Sunday, 19 October 2014

Cargo To Move




The weather is fresh, wet and windy and takes me back sixty years to an October morning when the Sergeant told us to wear our fatigues (denims) for morning parade and to lay out our kit first to be checked.

The reason for the departure from mindless bull and square bashing was simple.  We were on standby to go to Southampton Docks to take over the work of the striking dockers.  This meant that what might have been the worst part of our national service became a strange interlude of relative sanity.

Churchill and his cabinet had run out of patience with the London dockers who were looking to a national dock strike.  The far Left and men like Jack Dash (see Wikipedia) were seeking to exert control over crucial parts of the economy to bring about a Stalinist revolution.
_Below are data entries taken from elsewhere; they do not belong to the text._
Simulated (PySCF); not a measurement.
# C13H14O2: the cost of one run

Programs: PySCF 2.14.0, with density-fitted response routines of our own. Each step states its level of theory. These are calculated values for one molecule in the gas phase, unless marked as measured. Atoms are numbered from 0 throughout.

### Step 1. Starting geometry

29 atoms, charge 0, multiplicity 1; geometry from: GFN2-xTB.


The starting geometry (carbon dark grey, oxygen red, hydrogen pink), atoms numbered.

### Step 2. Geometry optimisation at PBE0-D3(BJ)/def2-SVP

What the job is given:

It was about four years later that I met Jack Dash after one of his talks.  We had things in common.  He was the same age as my father.  Both had been useful boxers and dock work was in the family.

The point of our brief discussion was that had the Army gone in and been allowed to do the work in the way it wanted the result might have been that they would have shifted twice as much cargo in half the time. Jack Dash had been in the Army at one time and knew the risks.

Had the strike lasted a lengthy period instead of ships queuing for berths there would have been berths ready and waiting for them.  It would have laid bare the inefficiency, inadequate facilities, the bane of demarcation issues and the antique management and administration of the docks at that time.

Much of the paperwork was 19th Century in form and function.  Across so many areas of work Britain was slow to change not just in working practices but in supervision, management and many other ways.

It was in this period, 1955, that Anthony Eden became Prime Minister, called an election and increased the Tory majority from a marginal figure to a working one.  At the time there was a strong modernising group in the Party relating to the domestic economy and society and their message appealed to many of the electorate as did concern over trade union power.

But Eden's interest lay in Foreign Affairs and it was here that he blundered into the Suez Crisis by which he came to be known to history.  Whether it was fully his idea or the benzedrine he was on at the time is now a matter of debate.  He failed and we had Macmillan, another Foreign Affairs man who avoided difficult decisions in home policy.

What is striking is the way much of Tory domestic policy in the brief time of Churchill's later period running into the time of Eden prefigured that of Margaret Thatcher twenty and more year later.  After it was the lost generation of British politics when we failed to admit, recognise and deal with the changes that were under way.

Hugh Gaitskell, for a short period Leader of Labour after Attlee, recognised it but he died too soon and we had Wilson, a numbers man who fiddled the figures and sincerely believed that a statistical plan would work.  Heath took us into Europe as the answer and now we realise that Europe is the problem.

It is one of the "What If's" of history.  Overall the Eden cabinet had a strong bias to Foreign Affairs.  There was still the view that the future lay in being a "Great Power" and the economy was a secondary priority.  Had he structured his cabinet to provide a better balance and to realise  and grasp the greater need for far attention to domestic issues it might have been very different.

For some time Jack Dash and others had their day.  But the world had begun to change more radically than any of them knew or might understand.  Containerisation of cargo had begun, which transformed transport costs and capability and now the old docks have gone.

And so have the dockers.

1 comment:

  1. "a numbers man who fiddled the figures"

    Which became the preferred option for budding politicians.